Graveyard residents’ earn their living through working as employees in governmental institutions. They work in jobs as office boys or security men.

Cheap and Profitable.

According to Mohamed Helmy, a police officer in the Saieda Zeinab area, “most of them live here because they earn money from here.” He added that the majority have houses outside the grave area but still live there to gain money because that is what they do for living.

After they retire they seek other jobs to help them feed their families. The money they acquire from charity done at the graveyards area and the monthly pension they earn after retirement; averaging from 300 to 450 LE, are not convenient for a living. “I used to work for the social affairs institution and since my retirement I have been working as a driver,” said Mahmoud Ahmed.

Homes without address.

Some homes at the graveyards area don’t have an address; their residents could neither name the building number of their home nor the street name. “I’ve registered my children on the address of my family on the country side,” said Um Mohamed in her late fifties, explaining what she did to find an address for her newly born children at that time.

Um Mohamed has come with her husband 20 years ago from the country side searching for a better life but “life has ended with us finding nowhere to live but here.” Her house consists of only one room made of canned silver where she lives with her four sons in the Tagamoa Elkhames graveyard area.

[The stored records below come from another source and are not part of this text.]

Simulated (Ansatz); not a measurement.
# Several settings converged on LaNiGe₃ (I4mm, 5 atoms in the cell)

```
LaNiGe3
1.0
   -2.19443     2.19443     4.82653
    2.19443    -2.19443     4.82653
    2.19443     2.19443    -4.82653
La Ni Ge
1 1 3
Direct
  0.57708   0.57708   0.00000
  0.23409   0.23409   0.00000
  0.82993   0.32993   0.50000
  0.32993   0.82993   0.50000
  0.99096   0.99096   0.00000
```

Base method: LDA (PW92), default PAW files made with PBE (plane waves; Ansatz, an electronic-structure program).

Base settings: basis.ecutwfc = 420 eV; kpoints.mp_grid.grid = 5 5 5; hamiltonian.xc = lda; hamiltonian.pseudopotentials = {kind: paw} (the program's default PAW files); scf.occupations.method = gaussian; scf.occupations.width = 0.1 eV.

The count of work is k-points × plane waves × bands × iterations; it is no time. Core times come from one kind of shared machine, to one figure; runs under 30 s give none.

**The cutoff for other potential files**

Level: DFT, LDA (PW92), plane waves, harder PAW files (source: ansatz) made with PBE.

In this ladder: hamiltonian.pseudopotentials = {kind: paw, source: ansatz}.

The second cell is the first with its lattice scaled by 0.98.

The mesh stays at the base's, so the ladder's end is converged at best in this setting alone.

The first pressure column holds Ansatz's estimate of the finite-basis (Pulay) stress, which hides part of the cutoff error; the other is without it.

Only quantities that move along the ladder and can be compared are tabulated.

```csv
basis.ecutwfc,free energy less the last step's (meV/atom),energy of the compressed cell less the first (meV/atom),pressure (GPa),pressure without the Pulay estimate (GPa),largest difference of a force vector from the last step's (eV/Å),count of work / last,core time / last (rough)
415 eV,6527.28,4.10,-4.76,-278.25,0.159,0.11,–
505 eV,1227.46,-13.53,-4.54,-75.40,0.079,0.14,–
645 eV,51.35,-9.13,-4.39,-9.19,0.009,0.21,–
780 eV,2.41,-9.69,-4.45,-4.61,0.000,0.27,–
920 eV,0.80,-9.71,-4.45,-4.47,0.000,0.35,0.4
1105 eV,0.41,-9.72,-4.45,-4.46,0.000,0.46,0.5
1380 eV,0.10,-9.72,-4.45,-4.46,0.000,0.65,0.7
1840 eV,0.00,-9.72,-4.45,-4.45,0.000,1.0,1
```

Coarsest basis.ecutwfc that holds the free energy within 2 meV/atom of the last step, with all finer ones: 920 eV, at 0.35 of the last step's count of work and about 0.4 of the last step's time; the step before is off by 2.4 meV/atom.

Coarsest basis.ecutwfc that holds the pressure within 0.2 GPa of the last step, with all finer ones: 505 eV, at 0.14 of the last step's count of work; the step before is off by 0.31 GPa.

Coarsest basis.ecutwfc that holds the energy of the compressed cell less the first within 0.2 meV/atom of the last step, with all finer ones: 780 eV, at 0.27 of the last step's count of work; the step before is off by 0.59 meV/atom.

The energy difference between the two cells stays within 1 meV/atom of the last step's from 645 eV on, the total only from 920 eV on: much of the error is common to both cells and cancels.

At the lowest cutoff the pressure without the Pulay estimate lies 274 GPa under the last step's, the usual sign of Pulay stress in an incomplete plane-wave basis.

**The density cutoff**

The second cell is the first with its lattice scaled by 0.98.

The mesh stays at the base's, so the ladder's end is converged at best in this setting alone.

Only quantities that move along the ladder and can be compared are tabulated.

Police officers at Saieda Zeinab area do not have extra work to do with the graveyard residents; they think they are “poor” and “calm” people. “Nothing unique about graveyard residents’ crimes reports, neither the kind nor the number of crimes done by them,” said a police officer who has chosen to be anonymous. He thinks that crimes of rape or killing or stealing of dead bodies happen in graveyards with no residents only.

One thought on “Residents of City of the dead

  1. Very nice topic Ekram, it really attracted me. I think you made a great effort to reach such information in such a difficult but amazing and strange topic to tackle. This is brave from you. Go on.